The second thing is that our ability to consider a third variable is very blunt. For example if we wanted to consider the role of race, we might split the sample into white and black (leaving other races as NA) and look at the correlation in each group:

anes$white.v.black[anes$V201549x==1] <- 1
anes$white.v.black[anes$V201549x==2] <- 0
table(anes$white.v.black)
#> 
#>    0    1 
#>  726 5963

cor(anes$age[anes$white.v.black==1], anes$blm.therm[anes$white.v.black==1], use="pairwise.complete")
#> [1] -0.103089

cor(anes$age[anes$white.v.black==0], anes$blm.therm[anes$white.v.black==0], use="pairwise.complete")
#> [1] 0.05225065

We see here that the correlation is very different in these two groups. But what if we wanted to look at this across all the racial groups? Things would get unwieldy if we had to make 6 or 7 correlations. What if the third variable is continuous, like income? What if, in addition to race, we wanted to see how education affected the relationship between age and feelings towards blm? Correlation doesn’t really allow us to do any of those things.

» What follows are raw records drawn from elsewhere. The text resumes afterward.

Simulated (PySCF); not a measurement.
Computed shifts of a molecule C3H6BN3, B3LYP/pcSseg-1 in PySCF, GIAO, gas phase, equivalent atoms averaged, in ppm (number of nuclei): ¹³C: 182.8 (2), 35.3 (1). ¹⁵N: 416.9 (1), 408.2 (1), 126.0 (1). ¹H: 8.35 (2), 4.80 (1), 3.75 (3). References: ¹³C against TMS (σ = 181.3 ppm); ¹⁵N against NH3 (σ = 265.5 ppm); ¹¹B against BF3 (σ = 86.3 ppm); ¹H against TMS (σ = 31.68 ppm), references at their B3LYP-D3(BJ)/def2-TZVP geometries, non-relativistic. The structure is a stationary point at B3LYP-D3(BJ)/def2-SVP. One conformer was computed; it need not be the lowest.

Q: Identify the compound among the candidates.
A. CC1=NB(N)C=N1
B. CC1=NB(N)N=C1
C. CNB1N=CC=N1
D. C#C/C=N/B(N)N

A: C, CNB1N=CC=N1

A third problem is that correlation is a really simplistic way to describe a relationship, such that the same correlation coefficient can describe wildly different relationships. So much so that it’s hard to actually guess correlation coefficients.

We will solve all of those problems with regression.

To understand regression let’s continue to look at the relationship between the age and the feeling thermometer for Black Lives Matter:

plot(anes$age, anes$blm.therm, xlab="Age", ylab="BLM FT")

Ah! This looks terrible! It happens. The problem here is that a lot of people give similar answers on the FT so we have points stacked on top of each other. But still we can also conclude this is not a deterministic relationship: there are lots of 20 year olds that have negative views of BLM and lots of 80 year olds with positive views of BLM. The goal of linear regression is to (obviously) draw a line through these data that summarizes what is going on. How might we do that?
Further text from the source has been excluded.